Basia Adamczak, 7th Ward councilwoman and chairwoman of council’s education committee, said she was “extremely pleased because it’s a very comprehensive plan that is trying to engage everyone” including parents, youth programs, churches and social service agencies.
Adamczak’s daughters attend third and fourth grade at Paul C. Bunn School.
“We are going to be accountable because we’re actually using metrics and data and setting yearly goals,” she said of the plan.
“I think he’s the right man in place to help turn around our school system. I’m honored that I’m able to help directly and be in the forefront of helping change the school system,” for the better, she said.
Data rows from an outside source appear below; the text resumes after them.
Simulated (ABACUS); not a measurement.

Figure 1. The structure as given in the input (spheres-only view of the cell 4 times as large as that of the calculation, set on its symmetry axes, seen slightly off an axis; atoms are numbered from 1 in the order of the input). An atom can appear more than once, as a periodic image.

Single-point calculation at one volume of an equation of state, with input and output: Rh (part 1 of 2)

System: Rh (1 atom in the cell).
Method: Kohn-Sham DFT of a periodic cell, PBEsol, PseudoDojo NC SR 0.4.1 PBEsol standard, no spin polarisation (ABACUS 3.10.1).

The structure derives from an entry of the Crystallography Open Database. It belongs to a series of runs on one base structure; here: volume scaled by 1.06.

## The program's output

“I’m extremely optimistic,” she added.
Using the slogan, “Working Together, Our Students Succeed,” Mohip wrote that his plan “is a call to action for all involved, including district administrators, educators, parents and families and citizens.”
Among the specific goals to be met by the 2018-19 school year are:
Daily student attendance should rise from 91.2 percent to 96 percent.
The four-year high school graduation rate should go from 75 percent to 90 percent.
The percentage of seniors with a post-high school plan should go from 44.6 percent to 100 percent.
The percentage of revenue spent on teaching and learning should go from 63 percent to 70 percent.
All teachers should get weekly feedback in instructional best practices.
All students should get weekly progress reports.
Ninety percent of school buses should arrive safely and on time.
School buses passing their first Ohio State Highway Patrol inspection should go from zero to 100 percent.